We have national household surveys for all but 10 of the 48 countries in SSA since 1995. However, for only 18 countries do we have more than one survey since 1995; for 30 countries, there are is at most one survey since 1995.

As we warn explicitly in our paper, this is not yet sufficient survey data to be confident about the (promising) downward trend for Africa’s aggregate poverty rate that PSiM have announced with such confidence.

Hopefully we will see a confirmation of the emerging downward trend for Africa in the years ahead, as more (genuine) data emerge.

HT: Larry W-S.

Addendum: Blattman beat me to it and has more thoughts.

Measuring protectionist actions during the crisis: What’s the counterfactual?

Dani Rodrik:

The GTA’s latest report identifies no fewer than 192 separate protectionist actions since November 2008, with China as the most common target. This number has been widely quoted in the financial press. Taken at face value, it seems to suggest that governments have all but abandoned their commitments to the World Trade Organization and the multilateral trade regime.

But look more closely at those numbers and you will find much less cause for alarm. Few of those 192 measures are in fact more than a nuisance. The most common among them are the indirect (and often unintended) consequences of the bailouts that governments mounted as a consequence of the crisis. The most frequently affected sector is the financial industry.

Moreover, we do not even know whether these numbers are unusually high when compared to pre-crisis trends. The GTA report tells us how many measures have been imposed since November 2008, but says nothing about the analogous numbers prior to that date. In the absence of a benchmark for comparative assessment, we do not really know whether 192 “protectionist” measures is a big or small number.

Finicelli, Pagano, and Sbracia: “Trade-revealed TFP”
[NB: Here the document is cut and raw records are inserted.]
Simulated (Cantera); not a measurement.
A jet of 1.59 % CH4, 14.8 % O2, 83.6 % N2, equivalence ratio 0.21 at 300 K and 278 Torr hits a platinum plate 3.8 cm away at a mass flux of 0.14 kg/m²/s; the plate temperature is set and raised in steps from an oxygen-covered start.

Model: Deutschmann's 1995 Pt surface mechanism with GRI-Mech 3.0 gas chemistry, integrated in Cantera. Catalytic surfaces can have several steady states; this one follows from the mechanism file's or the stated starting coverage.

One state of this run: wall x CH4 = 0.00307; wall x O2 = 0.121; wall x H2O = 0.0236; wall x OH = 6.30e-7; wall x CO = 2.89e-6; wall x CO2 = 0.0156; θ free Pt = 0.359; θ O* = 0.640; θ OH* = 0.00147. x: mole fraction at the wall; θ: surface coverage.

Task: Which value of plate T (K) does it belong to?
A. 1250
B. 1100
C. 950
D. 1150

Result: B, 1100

To the extent that you’re willing to believe in a particular model, you can pull off some interesting exercises, such as “trade-revealed TFP“:

We introduce a novel methodology to measure the relative TFP of the tradeable sector across countries, based on the relationship between trade and TFP in the model of Eaton and Kortum (2002). The logic of our approach is to measure TFP not from its “primitive” (the production function) but from its observed implications. In particular, we estimate TFPs as the productivities that best fit data on trade, production, and wages. Applying this methodology to a sample of 19 OECD countries, we estimate the TFP of each country’s manufacturing sector from 1985 to 2002. Our measures are easy to compute and, with respect to the standard development-accounting approach, are no longer mere residuals. Nor do they yield common “anomalies”, such as the higher TFP of Italy relative to the US.

Via Agent Continuum.

Pierce & Schott: A Concordance Between HTS & SIC/NAICS

This paper looks like it may be helpful to applied empirical researchers:

This paper provides and describes concordances between the ten-digit Harmonized System (HS) categories used to classify products in U.S. international trade and the four-digit SIC and six-digit NAICS industries that cover the years 1989 to 2006. We also provide concordances between ten-digit HS codes and the five-digit SIC and seven-digit NAICS product classes used to classify U.S. manufacturing production. Finally, we briefly describe how these concordances might be applied in current empirical international trade research.

Measuring distance

Neat:

The CEPII has built and made available two datasets providing useful data for empirical economic research including geographical elements and variables. A common use of these files is the estimation by trade economists of gravity equations describing bilateral patterns of trade flows…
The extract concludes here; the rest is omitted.